The whole play centred on their dialogue. The pair were out to do a job (repainting a playground), but it was all about their conversation - in which they recounted their life stories spent together right from childhood at school. It was clear that the pair were friends, but the exchange revealed issues and dis-chord that had been present since their school days.
Just when I was thinking 'blimey, that sounds intense, how did your 5 year old cope?' my friend explained how his granddaughter was totally engrossed in the play. One of the characters revealed that the other, Fred, had hurt him when young and that no apology had ever been forthcoming - a revelation that now flummoxed Fred after all this time.
It was at this moment of heightened tension that my friend's granddaughter suddenly stood up in the middle of the audience and called out:
Its okay Fred, its never too late to say sorry!
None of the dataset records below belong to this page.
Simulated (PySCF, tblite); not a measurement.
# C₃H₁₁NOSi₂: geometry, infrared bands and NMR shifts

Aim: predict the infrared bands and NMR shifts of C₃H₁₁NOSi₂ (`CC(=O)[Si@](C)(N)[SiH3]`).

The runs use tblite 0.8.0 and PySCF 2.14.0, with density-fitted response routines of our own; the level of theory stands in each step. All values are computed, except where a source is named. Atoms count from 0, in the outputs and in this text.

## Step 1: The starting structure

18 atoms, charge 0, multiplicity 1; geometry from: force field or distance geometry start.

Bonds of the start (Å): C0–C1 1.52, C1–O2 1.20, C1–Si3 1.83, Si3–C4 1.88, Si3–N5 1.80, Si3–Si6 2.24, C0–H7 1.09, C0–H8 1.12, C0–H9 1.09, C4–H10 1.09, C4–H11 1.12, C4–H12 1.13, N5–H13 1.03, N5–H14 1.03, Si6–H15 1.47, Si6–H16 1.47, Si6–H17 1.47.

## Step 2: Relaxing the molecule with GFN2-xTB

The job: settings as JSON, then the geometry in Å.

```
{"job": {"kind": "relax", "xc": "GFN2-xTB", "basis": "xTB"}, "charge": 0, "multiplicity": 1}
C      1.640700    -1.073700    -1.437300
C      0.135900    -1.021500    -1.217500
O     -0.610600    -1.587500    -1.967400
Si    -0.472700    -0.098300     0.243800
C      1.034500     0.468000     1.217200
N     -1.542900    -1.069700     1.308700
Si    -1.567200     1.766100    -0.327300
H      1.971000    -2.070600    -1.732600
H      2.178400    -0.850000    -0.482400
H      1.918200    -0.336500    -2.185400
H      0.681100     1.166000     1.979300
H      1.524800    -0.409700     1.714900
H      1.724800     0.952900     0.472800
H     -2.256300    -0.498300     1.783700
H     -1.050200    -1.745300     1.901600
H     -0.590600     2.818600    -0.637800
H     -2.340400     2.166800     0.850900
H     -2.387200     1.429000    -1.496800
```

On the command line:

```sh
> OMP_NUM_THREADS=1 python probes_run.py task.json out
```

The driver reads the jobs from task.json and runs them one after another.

I'm not sure how the characters recovered and continued the play, nor whether the next line in the dialogue resonated or clashed with this outburst. But to me it demonstrated a wonderful point: that even our young children can boldly inject profound theological truth in the midst of adults.
Psalm 8 verse 2 talks of the power of infants - as adults we really should stop kidding ourselves that we have the monopoly on profound speech and understanding. In fact sometimes we need a young person to say it direct and break through the layers of cruft that adults have accumulated!